I am amazed to find my interest is basically … zero.
I’ve been following along, and there is obviously lots of great stuff in Civ 7. Production value is of course amazing. Lots of fantastic quality of life improvements. Yes, some really big changes to the core gameplay, but at a really high level they seem like really clever ways to recast key parts of the game.
I also think that essentially ‘resetting’ the game via Eras is probably a good way to ensure the gameplay stays interesting all the way through. I don’t think it’s the only solution - eg Civ could have used something like the catch up mechanics in board games like 7Wonders that let trailing players sort of make high risk gambles to get back into the game - but the Era or chapter approach works too.
So, all really good, right?
Yeah. Really good. But there are three things that, the more I look at it, just leave me uninterested.
First, there just seems to be too much scripted content. The thing I like about Civ is how all this complexity emerges from the game playing out this somewhat simple rules and economies turn by turn against a random map. All the scripted content under cuts that.
Second, while I don’t mind the idea of Civ swapping and Eras in general, they at its being implemented seems to lose the feeling of playing a people through time. I honestly think it just comes down to not having the entire tech tree visible at once, and instead only ever seeing chunks of it, and not having some option to keep a previous Civs name or something like that. No issue with the mechanics, just the presentation, but it I’m surprised to find that really matters for me.
Third, and this is the biggest issue, the mechanics seem to have doubled down on the whole ‘no trade-offs, play as you wish’ approach that Civ 6 adopted at the end. I really loved the way in Civ 6 that various options gave you ‘spikey’ trade-offs, and economies were so counter-intuitive. eg if you wanted to be good at war, you didn’t need science and hammers, you needed faith; if you wanted scientific superiority then you needed culture; you could have a science alliance with another Civ, so you got some extra science while you focused on a different victory, and could then still war with them via spies and religion; if you had oceans but not mountains, you pushed harbours not campuses, and had to manage a weaker production queue, and so on and so on. But then, over time, all the choices were tweaked to be the same, and everything was streamlined. Build campuses everywhere. Pick a victory type, and just pick the governments designed for that victory build everything that that has the same blue or purple or white or red colour.

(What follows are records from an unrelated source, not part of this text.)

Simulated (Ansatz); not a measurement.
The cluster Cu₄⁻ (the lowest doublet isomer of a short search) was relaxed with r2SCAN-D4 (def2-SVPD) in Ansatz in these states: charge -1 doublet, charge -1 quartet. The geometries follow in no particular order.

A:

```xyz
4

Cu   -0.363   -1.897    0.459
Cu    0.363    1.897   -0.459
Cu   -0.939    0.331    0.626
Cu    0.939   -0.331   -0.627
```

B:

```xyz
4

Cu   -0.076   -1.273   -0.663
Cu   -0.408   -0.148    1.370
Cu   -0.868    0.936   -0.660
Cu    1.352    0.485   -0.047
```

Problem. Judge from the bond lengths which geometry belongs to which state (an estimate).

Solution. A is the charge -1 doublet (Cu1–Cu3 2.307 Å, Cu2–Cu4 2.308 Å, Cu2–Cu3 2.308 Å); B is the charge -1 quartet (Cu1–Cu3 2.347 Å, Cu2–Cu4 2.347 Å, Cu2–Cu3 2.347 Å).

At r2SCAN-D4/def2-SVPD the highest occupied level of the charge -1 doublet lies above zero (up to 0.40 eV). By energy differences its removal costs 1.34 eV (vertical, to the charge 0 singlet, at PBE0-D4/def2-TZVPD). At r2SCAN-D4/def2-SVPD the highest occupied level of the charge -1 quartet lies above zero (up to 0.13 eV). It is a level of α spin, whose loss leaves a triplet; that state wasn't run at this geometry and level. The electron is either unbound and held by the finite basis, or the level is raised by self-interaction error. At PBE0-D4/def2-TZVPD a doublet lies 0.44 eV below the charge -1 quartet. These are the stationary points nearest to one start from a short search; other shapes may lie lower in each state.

It feels like choices in Civ 7 are much the same. Governments don’t have differences; policies are always two bad +one good (and you just optimise to avoid the bass); everything just does more of x with no trade-offs or situational changes. The only trade offs are opportunity costs, ie if I do this, I don’t do this other thing, and so the game play won’t be a constantly changing puzzle, it will just demand that you focus on your win condition as much as possible - except, you can probably win without doing that, so you have room to muck around with other mechanics etc but none of that will actually change any outcomes in the game.
I’m not too worried. Still hoping the game feels better when played and is more nuanced that it appears so far, or if not it gets better via expansions. Or if not, I can still play Civ 6 (or 5 or 4) or something from paradox, or just play some cool board games with mates.
Surprised I’m not pumped about Civ 7. Probably won’t buy it. But still love Civ, and really hope other people love Civ 7 and it’s a big hit!